You are viewing a plain text version of this content. The canonical link for it is here.
Posted to user@cayenne.apache.org by Hugi Thordarson <hu...@karlmenn.is> on 2011/10/25 12:54:47 UTC

Can I specify join type for relationships in the model?

Good morning all.

The subject says it all, really: Cayenne seems to default to inner joins for relationships. Is it possible for me to set the join type for relationships in the model, so I don't have to specify the join type for every query? (I always want outer joins)

Cheers,
- hugi

Re: Can I specify join type for relationships in the model?

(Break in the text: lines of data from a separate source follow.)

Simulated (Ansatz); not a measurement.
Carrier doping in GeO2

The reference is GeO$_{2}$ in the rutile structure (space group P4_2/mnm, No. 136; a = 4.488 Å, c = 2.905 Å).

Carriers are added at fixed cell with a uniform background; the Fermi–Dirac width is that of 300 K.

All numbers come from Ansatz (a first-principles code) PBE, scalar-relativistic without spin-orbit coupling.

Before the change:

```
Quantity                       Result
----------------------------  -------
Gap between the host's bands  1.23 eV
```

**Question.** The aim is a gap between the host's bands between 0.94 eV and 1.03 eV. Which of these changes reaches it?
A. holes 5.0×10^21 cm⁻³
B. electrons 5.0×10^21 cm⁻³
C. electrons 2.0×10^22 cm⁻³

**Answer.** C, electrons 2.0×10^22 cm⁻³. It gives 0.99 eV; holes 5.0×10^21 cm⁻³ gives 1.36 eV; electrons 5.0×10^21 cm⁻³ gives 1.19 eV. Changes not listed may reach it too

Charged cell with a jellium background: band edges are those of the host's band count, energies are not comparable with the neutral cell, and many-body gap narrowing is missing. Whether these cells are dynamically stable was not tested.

Posted by Andrus Adamchik <an...@objectstyle.org>.
On Oct 27, 2011, at 7:03 PM, Durchholz, Joachim wrote:
>  I was assuming that your mention of "relationships is always done via an INNER join" includes references expressed as path expressions.


This was about getting a related object for a given object (for which Cayenne builds a special internal query), and not about SelectQuery qualifiers that by themselves don't retrieve the related objects. 

Andrus

RE: Can I specify join type for relationships in the model?

Posted by "Durchholz, Joachim" <Jo...@hennig-fahrzeugteile.de>.
> On Oct 27, 2011, at 1:02 PM, Durchholz, Joachim wrote:
> 
>> Hmm... that means when the parent exists but not the grandparent, accessing the grandparent does not get the parent into the object cache.
> 
> Not sure I understand what scenario you are talking about. o.getRelated().getRelated() would certainly get the intermediate object in the cache.

When accessing/filtering via path expressions.
(See http://cayenne.apache.org/doc/path-expressions.html )
I was assuming that your mention of "relationships is always done via an INNER join" includes references expressed as path expressions.

Regards,
Jo

Re: Can I specify join type for relationships in the model?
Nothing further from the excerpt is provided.